This year DS1 is old enough to write, so he wrote a letter. More of a list, but we are calling it a letter and mailing it (tomorrow!), as that was his intention. On it he asked for "signs" as in a slow/stop construction flagger sign, a bike to ride in the house, a book, and "walkie" for walkie talkies to go with the dress-up police costumes that I made the boys last year. I already bought new walkie talkies for them, because the cheapo ones that I gave them last year with the costumes are already in a landfill somewhere, along with their 13 miscellaneous broken parts... Anyway, he was sneaky and found the walkie talkies, but he doesn't know that I know that, so I am going to wait until well after Christmas when they are long forgotten to give them to him (lesson: don't be sneaky or you won't get the treasures you find). J am making him the stop/slow sign, I have a book about knights that I found at Goodwill for him, and I got a plasma car for him on eBay new for $37. So yeah, he's getting everything he asked for (except the walkie talkies). My younger son said he is going to ask Santa for "baby toys for the baby and a bike for Brother to ride inside". It took some prodding, but I finally got him to say that he wants "toys" for himself. Gotta love generosity! I found a used wooden castle for him and I am on the hunt for a couple of knights to go with it, used if possible. The boys already have a few knights so I just want a couple to make it a set for Christmas morning. He is also getting a new TykeLight - which DS1 said he wanted to ask Santa for - because his other one is busted and it really does help at bedtime.

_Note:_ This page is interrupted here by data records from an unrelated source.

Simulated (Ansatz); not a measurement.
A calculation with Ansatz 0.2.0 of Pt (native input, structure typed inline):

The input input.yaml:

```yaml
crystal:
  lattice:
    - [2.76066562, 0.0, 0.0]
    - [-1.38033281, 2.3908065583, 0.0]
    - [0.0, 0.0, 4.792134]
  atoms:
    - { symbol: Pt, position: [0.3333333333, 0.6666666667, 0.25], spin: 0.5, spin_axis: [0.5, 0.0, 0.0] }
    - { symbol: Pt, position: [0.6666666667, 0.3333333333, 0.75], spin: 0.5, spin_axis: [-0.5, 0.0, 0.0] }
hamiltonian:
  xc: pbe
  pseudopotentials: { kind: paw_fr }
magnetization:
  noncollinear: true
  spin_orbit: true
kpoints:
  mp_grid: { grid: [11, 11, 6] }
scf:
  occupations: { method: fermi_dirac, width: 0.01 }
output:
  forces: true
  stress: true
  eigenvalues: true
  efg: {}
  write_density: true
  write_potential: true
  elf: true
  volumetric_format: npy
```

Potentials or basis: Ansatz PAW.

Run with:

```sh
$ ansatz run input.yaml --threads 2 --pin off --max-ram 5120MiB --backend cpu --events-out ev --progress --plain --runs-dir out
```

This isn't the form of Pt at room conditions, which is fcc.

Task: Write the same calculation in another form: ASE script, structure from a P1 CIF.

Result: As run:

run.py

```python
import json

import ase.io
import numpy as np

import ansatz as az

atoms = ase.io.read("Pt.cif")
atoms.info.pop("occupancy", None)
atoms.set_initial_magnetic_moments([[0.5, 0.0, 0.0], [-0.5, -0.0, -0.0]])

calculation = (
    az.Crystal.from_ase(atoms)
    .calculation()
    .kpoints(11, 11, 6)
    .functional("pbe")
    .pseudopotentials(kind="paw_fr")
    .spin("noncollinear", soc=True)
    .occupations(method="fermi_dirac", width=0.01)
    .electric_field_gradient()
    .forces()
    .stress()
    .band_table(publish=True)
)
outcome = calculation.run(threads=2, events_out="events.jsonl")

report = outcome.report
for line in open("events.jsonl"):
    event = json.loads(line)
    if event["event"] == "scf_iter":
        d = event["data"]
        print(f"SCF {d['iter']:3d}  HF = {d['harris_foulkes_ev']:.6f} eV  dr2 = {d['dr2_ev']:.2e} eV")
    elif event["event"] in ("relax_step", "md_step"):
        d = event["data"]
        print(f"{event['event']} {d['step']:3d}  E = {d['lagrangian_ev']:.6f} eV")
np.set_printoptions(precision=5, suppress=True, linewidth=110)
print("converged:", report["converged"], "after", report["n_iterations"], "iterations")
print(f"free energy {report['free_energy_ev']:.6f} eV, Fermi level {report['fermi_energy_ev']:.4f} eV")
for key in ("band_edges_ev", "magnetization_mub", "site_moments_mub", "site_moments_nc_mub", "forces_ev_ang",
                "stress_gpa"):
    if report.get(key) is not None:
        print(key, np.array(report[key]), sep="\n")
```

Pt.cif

We don't have cable TV and we don't do characters or licensed stuff of any kind, so it helps keep costs down and allows for more open-ended stuff. I am not a "give them everything they ask for" parent, but DH and I do what we can afford, what is reasonable, and what makes sense. DS1's requests were completely reasonable, and already in the works anyway. I shop year-round and everything they get is thrifted, used, handmade, or on sale. There will be nothing under the tree or on the mantel that is in packaging - we just don't do that! And, Santa doesn't wrap gifts, so with the little ones who don't have expressed "wishes", Santa tends to "bring" the gifts that are impossible to wrap! We use fabric gift wrap here too, which saves my sanity and is also budget-friendly.